Unread postby gg3 » Fri 10 Nov 2006, 09:01:03

One useful measure of powerdown is available in the form of the "ecological footprint" provided by WWF (World Wildlife Fund). This should give an approximation of the degree to which we need to reduce our consumption levels in the industrialized world.

I'm slightly disturbed that no one saw fit to directly call me out for the use of the phrase "I will not" in conjunction with powerdown and comparison with population growth. However, in case anyone was thinking "typical westerner!", a few examples may illustrate the degree to which I walk the talk, as well as the degree to which one can reduce ecological impacts without sacrificing basic creature comforts.

At this very moment I am comfy and cozy warm despite outside temperatures in the 30s tonight. The room temperature is 65 degrees Fahrenheit at chest level, and 62 at feet level. The secret to comfort is one pair of long underwear, and a heating pad stuffed between my T-shirt and my sweatshirt. The heating pad uses all of 50 watts (as measured with a Kill-A-Watt meter), or 0.5 KWH for ten hours of warm & cozy. Were I to heat the actual room air to comfortable temperature, that would require burning natural gas or using an electric heater at approx. 1,000 watts: 10 KWH per 10 hours. Thus I've reduced electric power consumption for heating, by a factor of 95%.

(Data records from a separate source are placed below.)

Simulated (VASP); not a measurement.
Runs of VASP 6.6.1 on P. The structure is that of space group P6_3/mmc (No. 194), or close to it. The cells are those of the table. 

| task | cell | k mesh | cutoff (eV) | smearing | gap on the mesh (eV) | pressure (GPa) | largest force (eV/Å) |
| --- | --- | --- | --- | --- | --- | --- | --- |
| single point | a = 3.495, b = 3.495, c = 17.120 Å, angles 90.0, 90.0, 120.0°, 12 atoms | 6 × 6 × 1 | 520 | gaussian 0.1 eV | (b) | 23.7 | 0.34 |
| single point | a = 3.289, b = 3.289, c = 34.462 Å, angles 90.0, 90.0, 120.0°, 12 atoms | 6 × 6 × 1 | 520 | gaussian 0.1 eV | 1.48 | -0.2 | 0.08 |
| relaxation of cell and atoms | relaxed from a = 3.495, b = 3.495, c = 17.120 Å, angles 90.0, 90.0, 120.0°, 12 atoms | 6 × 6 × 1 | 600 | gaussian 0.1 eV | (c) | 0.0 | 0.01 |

A half hour before bedtime, I stick the heating pad between my bed sheets and move it around a few times, thereby taking the chill out of my bed. A hefty pile of blankets and quilts assures that even when the room gets down into the fifties, I'm snug as the proverbial bug in a rug.

I always have an ample supply of clothes that are clean & fluffy. This by virtue of an ultra-efficient washing machine that uses 0.07 KWH per 6-lb. load (half the power consumption of comparable conventional machines), has separate motors matched to their respective tasks (wash/rinse, spin, and pump), and requires manually transferring the load back & forth twice between the wash/rinse compartment and the highspeed spinner. The latter results in clothes coming out only minimally damp, so they can be hung on an indoor clothes line and dry in a few hours. Thus, no need for the clothes dryer, saving 2.4 KWH per load.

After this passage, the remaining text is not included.